I posted a reply on the vmware community forums regarding backing up your VMWare Virtual Machines and thought it would be good to do something more thorough.
The first consideration you need to make when planning your backup strategy is to know what you are trying to protect yourself from.
This, for the most, boils down to Hardware failure or Software Corruption.
The simple solution to protect against hardware failure is a RAID 1 or higher setup. This creates, in a RAID 1 setup, a exect mirror of the drive. If one goes down, you can rebuild the mirror off of the still working drive.
This however, does not protect you from software corruption. Because the mirroring process is near real-time (write caching delays, etc.) if your OS is corrupted, chances are both copies on the mirror are going to have the same corruption.
To protect against software corruption you have a variety of choices which all depend on your particular setup and budget. I am going to focus on the likely scenario of a home user with limited funds to purchase hardware/software and happen to be running a linux host. (BTW.. if you are running Windows, you are throwing away a serious chunk of your hardware resources to your host OS.)
Since the files that represent your virtual machines are in use cause your VM is powered on, you can not copy them directly. Doing so would dramatically increase the risk of corruption due to write caching in the VM as well as when you bring your backup online the guest will think it did not have a proper shutdown.

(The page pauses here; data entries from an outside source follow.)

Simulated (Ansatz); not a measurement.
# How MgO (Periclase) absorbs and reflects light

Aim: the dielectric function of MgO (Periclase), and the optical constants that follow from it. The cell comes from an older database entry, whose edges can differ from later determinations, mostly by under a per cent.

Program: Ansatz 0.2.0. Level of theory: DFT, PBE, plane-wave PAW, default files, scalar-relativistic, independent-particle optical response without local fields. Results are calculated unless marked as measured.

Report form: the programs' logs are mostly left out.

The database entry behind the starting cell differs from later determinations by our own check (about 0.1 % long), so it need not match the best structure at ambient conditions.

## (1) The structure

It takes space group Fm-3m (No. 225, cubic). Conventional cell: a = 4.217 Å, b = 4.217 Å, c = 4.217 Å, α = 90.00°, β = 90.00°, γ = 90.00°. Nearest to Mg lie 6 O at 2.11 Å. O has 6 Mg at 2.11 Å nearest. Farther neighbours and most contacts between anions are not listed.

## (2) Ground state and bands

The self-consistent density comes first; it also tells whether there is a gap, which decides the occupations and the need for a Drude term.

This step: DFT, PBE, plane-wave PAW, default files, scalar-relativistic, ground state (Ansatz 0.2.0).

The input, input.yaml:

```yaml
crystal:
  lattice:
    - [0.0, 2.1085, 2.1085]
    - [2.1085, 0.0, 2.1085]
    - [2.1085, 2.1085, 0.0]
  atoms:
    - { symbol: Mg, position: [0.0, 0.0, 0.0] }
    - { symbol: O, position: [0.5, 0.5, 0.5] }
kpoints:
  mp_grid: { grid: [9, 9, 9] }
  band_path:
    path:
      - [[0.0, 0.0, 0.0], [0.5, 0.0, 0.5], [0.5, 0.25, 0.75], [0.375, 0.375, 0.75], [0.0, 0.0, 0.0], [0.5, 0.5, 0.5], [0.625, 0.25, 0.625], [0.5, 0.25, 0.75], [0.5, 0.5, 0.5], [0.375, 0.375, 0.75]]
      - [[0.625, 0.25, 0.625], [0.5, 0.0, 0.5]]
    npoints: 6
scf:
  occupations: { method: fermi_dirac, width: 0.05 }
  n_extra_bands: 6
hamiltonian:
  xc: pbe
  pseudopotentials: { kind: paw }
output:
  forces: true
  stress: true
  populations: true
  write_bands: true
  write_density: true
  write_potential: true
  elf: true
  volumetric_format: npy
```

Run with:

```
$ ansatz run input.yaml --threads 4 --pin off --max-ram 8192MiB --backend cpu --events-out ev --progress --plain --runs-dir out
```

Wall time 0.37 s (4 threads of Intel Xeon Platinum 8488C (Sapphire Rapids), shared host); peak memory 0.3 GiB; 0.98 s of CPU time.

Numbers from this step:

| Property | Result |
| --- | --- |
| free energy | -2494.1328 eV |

This means you need to have the files NOT in use. Since a good backup is one that runs automatically, a GUI is not going to be a good choice. The good people at VMWare thought of that and provided a console tool to manage VMs called “vmrun”.
vmrun can perform the majority of tasks, if not all, I have not really looked into it too much, that you can from a GUI or the craptastic WebUI of Server 2.
The command you are looking for in particular is:
vmrun -h https://hostname:443/sdk -T server -u user -p "password" suspend /path/to/myvm/myvm.vmx
to suspend it and
vmrun -h https://hostname:443/sdk -T server -u user -p "password" start /path/to/myvm.vmx
to bring it back up. Running this command places your VM in a safe state to copy the files that make up its virtual environment.
NOTE: If your password has special characters in it, be sure to include the double quotes around it.
Next we need to think about where you are going to store these files. Because in this scenario, we are talking about protecting vs. software corruption, it does not necessitate that these be stored on a separate machine. Though, by doing so, you can have a pretty good alternative to using a RAID solution.
If you are going to do a local solution. You simply want to perform a copy.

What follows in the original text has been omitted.